Zaslepená společnost
Eseje z doby těsně před koncem
[A Blind Society]
subjects:
philosophy, sociology
series:
SLON – Sociological News
e-book, 1. edition
published: november 2025
ISBN: 978-80-246-6229-9
e-book formats PDF
recommended price: 290 czk
summary
All the essays in this collection revolve around the question of what ethics, what political culture, and what form of government are appropriate for the Anthropocene – the age of human responsibility for planet Earth.
If we simplify our ideas about democracy, it can be defined as a form of government that maximizes the likelihood that people will choose change over catastrophe. In every free society, there is a competition in the public sphere between those who seek to accelerate change in order to avert impending disaster and those who declare the prophets of doom to be dangerous radicals intimidating “ordinary people” and stubbornly defend the status quo. The debate over climate change is an instructive example of this.

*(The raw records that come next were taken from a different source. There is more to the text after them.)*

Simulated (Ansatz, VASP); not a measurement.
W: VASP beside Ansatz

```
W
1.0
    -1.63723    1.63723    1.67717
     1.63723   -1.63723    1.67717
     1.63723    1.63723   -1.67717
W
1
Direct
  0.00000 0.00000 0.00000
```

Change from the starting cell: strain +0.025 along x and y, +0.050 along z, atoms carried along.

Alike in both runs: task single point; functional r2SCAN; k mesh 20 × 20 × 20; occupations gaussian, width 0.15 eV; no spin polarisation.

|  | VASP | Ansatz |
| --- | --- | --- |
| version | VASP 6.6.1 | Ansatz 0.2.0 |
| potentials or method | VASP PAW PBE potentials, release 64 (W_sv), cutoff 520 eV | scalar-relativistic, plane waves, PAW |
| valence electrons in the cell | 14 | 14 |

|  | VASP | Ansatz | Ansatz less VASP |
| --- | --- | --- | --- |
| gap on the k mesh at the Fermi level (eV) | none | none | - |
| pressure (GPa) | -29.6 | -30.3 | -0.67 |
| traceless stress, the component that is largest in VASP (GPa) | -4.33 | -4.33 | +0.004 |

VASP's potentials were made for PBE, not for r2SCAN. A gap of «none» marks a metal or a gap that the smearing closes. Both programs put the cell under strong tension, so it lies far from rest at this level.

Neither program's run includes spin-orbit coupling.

When “public intellectuals” draw attention to fateful issues and these begin to resonate in the public sphere, majority and minority “opinion groups” are formed. However, these are not just clusters of hobbies and preferences. Opinions are what has been subjected to public debate, has stood the test, and has thus gained weight in the public sphere.
In the era that has been called the Anthropocene since around 2000, the struggle for Nomos Earth is a fateful question: Will it be possible to enshrine in a “constitution for all terrestrials” the planetary limits that humanity must not exceed in building its world, so as not to irreparably endanger the habitability of its home planet?
The transformation of slow public space into a fast-paced media sphere has brought with it the threat that elections will produce “majorities” whose formation will be significantly influenced by disinformation and conspiracy theories. Their rule would be a democratic paradox: it would be legitimate by virtue of the title, but illegitimate by virtue of the manner. They would have a legitimate title to rule, but the manner of their rule would be illegitimate because it would be contrary to liberal democratic ideals.
All regimes – even democratic ones – have their mainstream normalization dictionaries. However, it would be an endless tragedy for democracy if the Western tradition of public use of reason (Kant) were reduced, out of fear of media anarchy, to one of the normalization dictionaries: critical reason would begin to warn against “distrust of the system” instead of spreading argumentation based on vigilance towards all systems – those “brothers in lies.”
Distrust of the system, conceived as a syndrome of pathological civic consciousness, would thus definitively end the long tradition of free-thinking public use of reason, from whose nonconformity Euro-American democracies have drawn their contagious radical reformist energy for centuries.
Hopefully, it is not just an old man’s delusion to believe that this collection of essays can contribute to its defense.